In most states, having your permit means you can only drive if someone over the age of 21 supervises you. Unless you have a really nice older sibling, this generally means you can only go for a cruise if a parent is sitting next to you. But nothing kills your style like rolling up to the party with your mom in the passenger’s seat, amiright?
Everyone says driver’s tests are a piece of cake, but don’t let the hype make you overconfident about your skills. People really do fail. Trust me, I know. I failed my test twice — damn you, parallel parking — and know the struggle well. Here’s what happens when snagging your driver’s license takes A LOT longer than you expected:
It’s nearly impossible to ask someone on a date
“My mom (or one of my friend’s family members) and I will pick you up at…oh, you don’t want to go out anymore?”
You can’t drive alone
You can’t exactly blast teenybopper music and sing your heart out with the windows down when someone is silently judging you from the passenger’s seat.
You always have a backseat (OK, passenger seat) driver dictating your every move
It’s usually one of your parents yelling at you to turn the radio off and focus on the road, dammit.
You’re constantly begging people for rides
You’re not above groveling at your BFF’s feet when you really, really need a ride. And as much as they love you, they’re secretly tired of chauffeuring you around. You lose count of how many rides you owe your friends, and at this point you probably owe them hundreds of dollars in gas money.
You have serious FOMO
You miss out on so much cool stuff when you’re stranded without a ride.
Hitchhiking starts to seem like a viable option
Don’t do this. This is a bad idea.
Your friends mercilessly tease you
If you’re the only one without a license in your friend group, they’ll have no shame ridiculing you endlessly for your inability to parallel park.
You can’t hook up in the backseat
Because again, your mom or dad is probably sitting right next to you. Backseat hanky-panky is a benefit only license-holders get to enjoy.

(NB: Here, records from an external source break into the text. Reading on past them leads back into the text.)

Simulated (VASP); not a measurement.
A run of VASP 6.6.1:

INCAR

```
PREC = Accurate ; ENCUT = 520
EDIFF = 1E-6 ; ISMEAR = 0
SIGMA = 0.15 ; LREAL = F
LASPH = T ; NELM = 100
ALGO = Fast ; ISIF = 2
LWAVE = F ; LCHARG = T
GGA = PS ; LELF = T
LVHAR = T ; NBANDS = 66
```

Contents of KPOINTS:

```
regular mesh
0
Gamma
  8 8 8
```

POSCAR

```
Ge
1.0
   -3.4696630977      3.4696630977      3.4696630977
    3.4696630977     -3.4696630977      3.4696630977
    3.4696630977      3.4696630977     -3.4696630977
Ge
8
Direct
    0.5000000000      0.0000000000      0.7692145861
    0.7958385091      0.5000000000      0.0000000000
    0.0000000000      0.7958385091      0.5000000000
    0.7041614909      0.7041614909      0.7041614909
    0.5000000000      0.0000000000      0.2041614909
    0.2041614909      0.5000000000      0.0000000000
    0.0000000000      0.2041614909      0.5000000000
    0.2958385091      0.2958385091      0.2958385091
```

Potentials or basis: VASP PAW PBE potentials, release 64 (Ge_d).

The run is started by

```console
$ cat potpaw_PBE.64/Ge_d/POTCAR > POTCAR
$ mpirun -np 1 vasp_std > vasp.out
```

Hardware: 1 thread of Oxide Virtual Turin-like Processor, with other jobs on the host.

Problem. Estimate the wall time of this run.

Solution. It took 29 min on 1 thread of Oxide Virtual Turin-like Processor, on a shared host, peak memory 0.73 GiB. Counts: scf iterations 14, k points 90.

You start to genuinely worry you’ll never get your license
Your mind leaps to absurd, dramatic conclusions, like being 40 years old and living at home all because you never passed your driver’s test.
You don’t have a real photo ID
This isn’t a big deal when you’re still in grade school, but once you’re in college and license-less it becomes more of a problem. Even if you’re under 21, you still need an ID to get into 18 and over venues. If you don’t have a driver’s license, you’ll need to pay up for a state-issued ID card or carry your passport around everywhere.
You have to ride the bus
It’s cold out and having to wait outside at a bus stop at 6:30 a.m. is basically your personal hell.
When you finally do get your license, you’re forever branded as a terrible driver
There are some perks to this, though. Your friends will never force you to be the designated driver and no one — except maybe a truly desperate younger brother or sister — will ever try to mooch rides off of you. Just make sure you buckle up every time you slide into the driver’s seat, OK?